Instead, he goes through the programs, pointing out what they did, and then examines a number of statistics that clearly demonstrate just how the New Deal was a drag on the economy. Furthermore, there is a wealth of scholarship on this subject; to say that the New Deal "helped millions survive the Depression" without backing up such a statement is simple nonsense. Likewise, there is much scholarship on the failings of the Marshall Plan.

It is interesting to see the use of logical fallacies at work here. While I doubt that Cohen or his editors keep copies of Irving Copi’s Introduction to Logic at their desks, it is helpful for one to be able to recognize fallacies when they appear. So far, we have seen a number of examples of the informal fallacy of appealing to a false "everyone knows it" line of reasoning. Instead of dealing with the arguments at hand, Cohen simply dismisses them because in Gray Lady World, "everyone knows" that the Marshall Plan was the single entity that "rebuilt Europe" after World War II or FDR "saved capitalism," or other such nonsense.

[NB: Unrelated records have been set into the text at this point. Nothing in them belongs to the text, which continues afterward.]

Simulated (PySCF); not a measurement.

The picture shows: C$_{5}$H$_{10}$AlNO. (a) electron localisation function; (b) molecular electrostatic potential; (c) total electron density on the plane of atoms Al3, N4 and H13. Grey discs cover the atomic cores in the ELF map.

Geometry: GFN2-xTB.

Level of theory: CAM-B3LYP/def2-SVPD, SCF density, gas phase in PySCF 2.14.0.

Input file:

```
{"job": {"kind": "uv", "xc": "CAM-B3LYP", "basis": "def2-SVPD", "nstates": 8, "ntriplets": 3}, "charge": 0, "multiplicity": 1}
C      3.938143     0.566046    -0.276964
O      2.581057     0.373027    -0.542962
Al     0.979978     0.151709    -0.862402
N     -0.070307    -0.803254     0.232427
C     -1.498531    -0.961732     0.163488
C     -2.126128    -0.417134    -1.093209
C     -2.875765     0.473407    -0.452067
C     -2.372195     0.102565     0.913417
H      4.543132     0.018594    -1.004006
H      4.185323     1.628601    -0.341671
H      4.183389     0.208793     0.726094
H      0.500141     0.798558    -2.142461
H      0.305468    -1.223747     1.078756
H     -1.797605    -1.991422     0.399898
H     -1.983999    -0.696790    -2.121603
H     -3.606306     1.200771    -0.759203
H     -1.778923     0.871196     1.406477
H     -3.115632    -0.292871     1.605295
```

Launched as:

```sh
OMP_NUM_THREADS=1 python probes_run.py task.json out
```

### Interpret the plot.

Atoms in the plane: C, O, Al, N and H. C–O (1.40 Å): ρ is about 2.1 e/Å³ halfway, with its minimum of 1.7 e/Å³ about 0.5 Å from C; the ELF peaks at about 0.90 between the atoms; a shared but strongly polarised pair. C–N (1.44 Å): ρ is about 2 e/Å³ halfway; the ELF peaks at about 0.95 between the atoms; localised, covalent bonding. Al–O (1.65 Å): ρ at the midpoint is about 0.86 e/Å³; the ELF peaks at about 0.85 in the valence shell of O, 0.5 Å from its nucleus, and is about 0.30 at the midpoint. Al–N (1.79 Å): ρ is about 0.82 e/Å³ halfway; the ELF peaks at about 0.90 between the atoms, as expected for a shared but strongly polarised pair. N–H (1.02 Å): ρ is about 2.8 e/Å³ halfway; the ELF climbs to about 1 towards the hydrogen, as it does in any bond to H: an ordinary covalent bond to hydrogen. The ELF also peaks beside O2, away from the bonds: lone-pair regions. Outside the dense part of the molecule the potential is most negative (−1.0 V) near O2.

In the next paragraph, Cohen steps up his attacks:

It is tempting to dismiss the book as fringe scholarship, not worth worrying about, but the numbers say otherwise. It is being snapped up on college campuses and, helped along by plugs from Fox News and other conservative media, it recently soared to No. 8 on the New York Times paperback best-seller list. It is part of a boomlet in far-right attacks on mainstream history that includes books like Jim Powell’s “FDR’s Folly,” which argues that Franklin Roosevelt made the Depression worse, and Michelle Malkin’s “In Defense of Internment,” a warm look back on the mass internment of Japanese-Americans during World War II.

By labeling the book "far right," Cohen is able to avoid engaging in substantive argument, since "everyone knows" that the "far right" consists of a bunch of kooks. But that is not Cohen’s only sin. No, he decided to lump Woods in with Michelle Malkin and her infamous book. Keep in mind that what Cohen wants is for his readers to believe that Woods, too, was in favor of the internment of Japanese-Americans during World War II.

While I have never asked Tom his position on the internment, I suspect it is in line with what I have read on archive.lewrockwell.com regarding that subject, and I never had read anything on that page that is in agreement with Malkin’s position. In other words, Cohen is trying to associate Woods with an obnoxious political belief without knowing if Woods believed it or not. Somehow, I doubt the editors of the Times would permit such sloppy pronouncements if Cohen were reviewing the latest bit of plagiarism from Doris Kerns Goodwin.

Unfortunately, there is more, much more:

At the start of the Politically Incorrect Guide to American History, Mr. Woods says he is not trying to offer “a complete overview of American history.” That frees him to write a book in which major historical events that do not fit his biases are omitted, in favor of minutiae that do. The book has nothing to say about the Trail of Tears, in which a fifth of the Cherokee population was wiped out, or similar massacres, but cheerfully points out that “by its second decade Harvard College welcomed Indian students.”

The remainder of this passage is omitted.